The expressions to the right of the equal sign are what I mean by the "DOLIST syntax." You can use the same syntax to specify a list of options in many SAS procedures. When the SAS documentation says that an option takes a "list of values," you can often use a comma-separated list, a space-separated list, and the syntax start TO stop BY increment. (Or a combination of these expressions!) The following sections provide a few examples, but there are literally hundreds of options in SAS that support the DOLIST syntax!
Some procedures (for example, PROC SGPLOT) require the DOLIST values to be in parentheses. Consequently, I have adopted the convention of always using parentheses around DOLIST values, even if the parentheses are not strictly required. As far as I know, it is never wrong to put the DOLIST inside parentheses, and it keeps me from having to remember whether parentheses are required. The examples in this article all use parentheses to enclose DOLIST values.

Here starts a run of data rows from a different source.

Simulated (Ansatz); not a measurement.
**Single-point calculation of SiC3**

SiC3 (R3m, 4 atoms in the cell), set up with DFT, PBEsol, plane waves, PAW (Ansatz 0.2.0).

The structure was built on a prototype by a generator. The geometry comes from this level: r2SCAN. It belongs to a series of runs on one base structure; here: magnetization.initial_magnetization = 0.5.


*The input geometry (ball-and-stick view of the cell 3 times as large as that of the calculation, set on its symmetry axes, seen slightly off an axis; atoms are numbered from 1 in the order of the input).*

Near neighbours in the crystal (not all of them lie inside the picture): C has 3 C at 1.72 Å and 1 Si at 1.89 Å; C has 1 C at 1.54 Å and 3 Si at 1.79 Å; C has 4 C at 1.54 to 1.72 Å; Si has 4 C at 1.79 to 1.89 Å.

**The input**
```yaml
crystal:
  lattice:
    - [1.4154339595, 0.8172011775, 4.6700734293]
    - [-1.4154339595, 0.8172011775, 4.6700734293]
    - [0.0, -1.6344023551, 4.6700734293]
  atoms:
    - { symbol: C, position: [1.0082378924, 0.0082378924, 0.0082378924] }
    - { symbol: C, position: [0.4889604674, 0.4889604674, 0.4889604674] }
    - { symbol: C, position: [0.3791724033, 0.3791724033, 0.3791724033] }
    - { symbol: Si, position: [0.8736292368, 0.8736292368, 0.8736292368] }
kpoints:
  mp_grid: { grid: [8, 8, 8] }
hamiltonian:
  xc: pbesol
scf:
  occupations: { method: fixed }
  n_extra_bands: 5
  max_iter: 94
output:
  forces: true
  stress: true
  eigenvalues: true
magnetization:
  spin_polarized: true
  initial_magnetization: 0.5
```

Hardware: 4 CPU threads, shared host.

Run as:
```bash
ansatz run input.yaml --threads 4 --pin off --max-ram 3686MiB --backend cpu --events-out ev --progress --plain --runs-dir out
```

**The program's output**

Histogram bins and percentiles
You can use the DOLIST syntax to specify the endpoints of bins in a histogram. For example, in PROC UNIVARIATE, the ENDPOINTS= option in the HISTOGRAM statement supports a DOLIST. Because histograms use evenly spaced bins, usually you will specify only one sequence, as follows:
proc univariate data=sashelp.cars; var weight; histogram weight / endpoints=(1800 to 7200 by 600); /* DOLIST sequence expression */ run; |
You can also use the DOLIST syntax to specify percentiles. For example, the PCTLPTS= option on the OUTPUT statement enables you to specify which percentiles of the data should be written to a data set:
proc univariate data=sashelp.cars; var MPG_City; output out=UniOut pctlpre=P_ pctlpts=(50 75, 95 to 100 by 2.5); /* DOLIST */ run; |
Notice that this example specifies both individual percentiles (50 and 75) and a sequence of percentiles (95, 97.5, 100).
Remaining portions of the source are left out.